Tuesday, January 9, 2007

Knife-Edge Cutover for Domino BES

Here is a compilation of the steps required to do a knife-edge cutover (also called a forklift upgrade) to move a BES server over to new hardware. Disclaimer: I have not done this yet, I am compiling these steps for a future migration. So there may be steps missing or just wrong. But it may be useful as an initial starting point.

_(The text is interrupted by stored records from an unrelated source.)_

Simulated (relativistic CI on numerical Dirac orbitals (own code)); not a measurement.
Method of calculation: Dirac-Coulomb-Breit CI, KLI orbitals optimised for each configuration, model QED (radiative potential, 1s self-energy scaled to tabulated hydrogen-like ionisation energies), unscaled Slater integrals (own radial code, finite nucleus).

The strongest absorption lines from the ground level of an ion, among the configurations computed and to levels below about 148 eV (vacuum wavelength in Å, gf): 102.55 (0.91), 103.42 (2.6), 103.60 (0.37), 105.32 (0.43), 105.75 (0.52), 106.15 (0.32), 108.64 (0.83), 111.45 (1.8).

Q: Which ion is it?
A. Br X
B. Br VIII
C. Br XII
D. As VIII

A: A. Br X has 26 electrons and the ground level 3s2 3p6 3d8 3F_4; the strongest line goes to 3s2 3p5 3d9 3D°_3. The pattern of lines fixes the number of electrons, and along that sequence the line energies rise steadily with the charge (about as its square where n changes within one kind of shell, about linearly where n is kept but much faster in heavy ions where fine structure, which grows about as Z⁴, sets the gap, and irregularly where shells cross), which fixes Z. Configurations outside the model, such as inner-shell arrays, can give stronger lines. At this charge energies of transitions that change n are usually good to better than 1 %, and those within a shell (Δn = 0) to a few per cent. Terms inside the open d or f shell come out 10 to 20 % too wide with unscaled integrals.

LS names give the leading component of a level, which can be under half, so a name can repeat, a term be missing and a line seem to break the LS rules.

1. Build new server with new windows server name and ip address.
2. Stop Domino service on original server
3. Copy the following files to the new server:
- d:\lotus\domino\data\server.id
- d:\lotus\domino\data\mdsservi.id
- d:\lotus\domino\data\names.nsf
- d:\lotus\domino\data\certlog.nsf
- d:\lotus\domino\data\BES\*.*
4. Install Domino with same release and fixpack as original server (click Yes to any registry prompt)
5. Copy the following file from the original server c:\lotus\domino\notes.ini
6. Remove the BES task from startup in Notes.ini
7. Set Lotus Domino service startup to Manual if not already
6. Shut down original server completely and unplug from network
7. Delete original server from Windows AD
9. Change IP address on new server to old IP address
8. Change name on new server to old server name
9. Reboot server to have name change take effect
10. Disconnect network cable
11. From console, start Domino to ensure it operates properly
12. Shut down Domino
13. Re-connect to network
14. Set service to automatic and add BES to startup tasks
15. Start server and check for errors


Note: If using a new IP address, check the server doc Net Address field

BES Stability - A History

Well the stability of our BES servers have been up and down over the last few years. Let me detail what has happened and where we are now.

2004 Implement BES in production. Ramp up to over 1,000 users within 1 year.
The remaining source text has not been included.